Khan and his wife were found guilty of graft in a case involving gifts he received while premier, after he was Tuesday handed 10 years in a case related to leaking state secrets.

Pakistan goes to the polls next Thursday in a ballot already marred by allegations of rigging, with Khan barred from running and his Pakistan Tehreek-e-Insaf (PTI) party subject to a massive crackdown.

"Another sad day in our judicial system history, which is being dismantled," a party spokesman told media.

It was not immediately clear if Khan's sentences were to run consecutively or concurrently following a trial held inside the jail where he has been detained for much of the time since his arrest in August.

But his lawyer, Salman Safdar, confirmed to AFP he had been sentenced alongside his wife, Bushra Bibi, who had been on remand throughout the trial.

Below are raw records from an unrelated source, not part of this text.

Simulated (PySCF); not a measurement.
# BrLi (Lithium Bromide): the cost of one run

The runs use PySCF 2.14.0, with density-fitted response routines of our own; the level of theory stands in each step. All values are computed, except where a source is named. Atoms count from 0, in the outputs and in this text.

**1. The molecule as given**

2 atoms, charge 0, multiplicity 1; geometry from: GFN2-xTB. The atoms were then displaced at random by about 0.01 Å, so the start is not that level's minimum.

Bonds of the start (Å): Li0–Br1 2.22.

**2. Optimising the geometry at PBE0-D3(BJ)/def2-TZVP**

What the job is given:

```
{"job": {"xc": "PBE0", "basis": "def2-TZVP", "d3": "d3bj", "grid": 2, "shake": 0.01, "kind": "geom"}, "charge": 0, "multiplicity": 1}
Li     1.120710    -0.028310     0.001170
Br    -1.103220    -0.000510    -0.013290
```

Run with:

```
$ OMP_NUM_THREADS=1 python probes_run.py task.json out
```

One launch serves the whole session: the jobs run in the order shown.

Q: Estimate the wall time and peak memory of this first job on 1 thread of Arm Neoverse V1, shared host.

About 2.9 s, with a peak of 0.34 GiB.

Intazar Hussain Panjutha, one of Khan's legal team, said Bibi had surrendered herself to authorities.

Bibi, a faith healer who met Khan when he approached her for spiritual guidance, rarely appears in public and only wearing a face-covering hijab when she does.

The pair married in 2018, months before Khan was elected prime minister.

About 127 million Pakistanis are eligible to vote next Thursday, with Khan and his PTI at the centre of debate despite being squeezed out of the limelight.

On Tuesday a bomb blast claimed by the Islamic State group near a PTI rally killed four people and wounded six others in the Balochistan provincial capital of Quetta.

PTI said three of its activists had been killed in the blast, just hours after Khan was sentenced.

- Buried by court cases -

Since being ousted in 2022, Khan has been buried by court cases he claims have been triggered to prevent his return to office after a campaign of defiance against Pakistan's military kingmakers.

The 71-year-old had accused the powerful military -- with whom he ruled in partnership for much of his tenure -- of orchestrating his ouster in a US-backed conspiracy.

When Khan was first arrested in May last year, riots broke out across the country.

But his street power was killed by a military crackdown that saw thousands of supporters detained -- 100 of whom are facing closed-door military trials -- and dozens of senior leaders forced underground.

"You have to take revenge for every injustice with your vote on February 8," Khan said in a statement posted on his X profile reacting to his 10-year sentence on Tuesday.

"Tell them that we are not sheep that can be driven with a stick."

As a result of the ongoing crackdown, PTI has moved most of its campaigning online, where it has been bogged down by state-imposed internet blackouts.

The party founded by former cricket star Khan has also been stripped of its cricket bat election symbol -- in a nation where literacy lags, making icons vital for identifying candidates on ballot papers.

Nawaz Sharif -- head of one of the two dynastic parties that have historically helmed Pakistan -- has returned from self-imposed exile and seen his myriad convictions dissolve in the courts.

Analysts say it is a sign the three-time former prime minister is the favoured candidate of the military, which has directly ruled Pakistan for just under half its history.